Confession: I’m a lawyer who’s married to a lawyer. If that’s your situation too, then you know some of the challenges — how life at home falls apart when you both have trials scheduled; the strain on the budget in those early days when you’re paying off two sets of law school loans; playing rock-paper-scissors to decide who takes the sick kid to the office with them.
More than pillow talk
Now, from my home state of Ohio’s Board of Professional Conduct, comes a reminder about another challenge: keeping your client’s confidential information confidential when you’re in a two-lawyer household. There is always the temptation to talk shop, to discuss at the dinner table details of exciting work you’re doing, or even to give your spouse a leg up by sharing some work product you’ve created for your client.
It’s that last one that got two lawyers in trouble, according to the complaint filed by the Buckeye State’s Office of Disciplinary Counsel. Two lawyers, both of whom practiced in the same area of law, first met at a trade association conference. One had been admitted in 2001, and the other in 2010. They dated (or “began a personal relationship,” as the complaint says), moved in together, and became engaged to be married. They continued to practice at separate firms.
As the complaint alleges, after the lawyers moved in together, they began exchanging information relating to their clients, but without authority to do so. More than a dozen times, said the complaint, one lawyer would forward to the other an e-mail from her client that requested a legal document — a contract, a waiver, or an opinion. The other lawyer would respond by forwarding an e-mail with his client that attached that type of document. The lawyers apparently didn’t scrub or redact the e-mails or the documents — rather, the exchanges revealed the identity of the clients and confidential communications that they had with their respective lawyers.
The complaint suggests that the lawyers were simply sharing the information and documents to help each other out at work. “More often than not,” alleged the complaint, one of the lawyers “ultimately completed” the other lawyer’s work “relative to her particular client.”

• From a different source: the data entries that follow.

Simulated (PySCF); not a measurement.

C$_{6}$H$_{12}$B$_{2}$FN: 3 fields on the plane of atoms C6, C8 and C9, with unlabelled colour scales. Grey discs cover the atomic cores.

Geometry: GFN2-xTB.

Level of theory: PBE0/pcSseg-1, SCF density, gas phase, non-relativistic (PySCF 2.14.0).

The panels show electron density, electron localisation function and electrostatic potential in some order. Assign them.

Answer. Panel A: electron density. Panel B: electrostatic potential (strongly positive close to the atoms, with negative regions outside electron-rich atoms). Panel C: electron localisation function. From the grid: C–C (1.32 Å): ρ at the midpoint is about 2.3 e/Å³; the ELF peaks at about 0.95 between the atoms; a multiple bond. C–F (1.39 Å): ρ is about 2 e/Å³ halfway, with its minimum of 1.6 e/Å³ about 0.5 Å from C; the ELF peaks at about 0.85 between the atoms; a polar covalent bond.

The lawyer’s disclosures, over the course of nearly two years, were discovered by their respective law firms.
Discipline by consent
The result of the disciplinary complaint: the lawyers each consented to discipline, acknowledging violations of Ohio’s version of Model Rule 1.6(a) (lawyer shall not reveal information relating to the representation of a client) and Ohio’s unique catch-all Rule 8.4(h) (lawyer shall not engage in “other conduct” that adversely reflects on lawyer’s fitness to practice law).
The lawyers also each agreed to a six-month suspension — but fully stayed on condition of no further misconduct. The relatively light penalty is partly based on the finding that no clients were harmed.
The Board adopted the disciplinary panel’s recommendation in June — but the case is not over yet. The Board’s recommendation now goes to the state supreme court, which can accept, or reject and modify it.
Avoiding temptation
It’s human nature to want to give professional help to your nearest and dearest when you can. But there’s no question that sharing unredacted client documents and communications without consent can violate the duty of confidentiality — which is very broad, and extends to all information relating to the representation. It’s hard to see how or why a client would ever consent to the kind of sharing that went on here.
My friend Brian Faughnan has an interesting take on this case, over at his blog — namely that lawyers who overshare believe the risk of getting found out is quite low because of the marital privilege. He cautions, however, that in this digital age, things have a way of coming to light even without a spouse voluntarily providing information.
Bottom line: Even the kind of casual sharing that falls into the category of shop talk between co-habiting lawyers can be ethically improper. It’s hard to avoid that kind of temptation, but the necessity of doing so comes with the territory when your spouse or partner is not only a bed-fellow but a fellow member of the bar.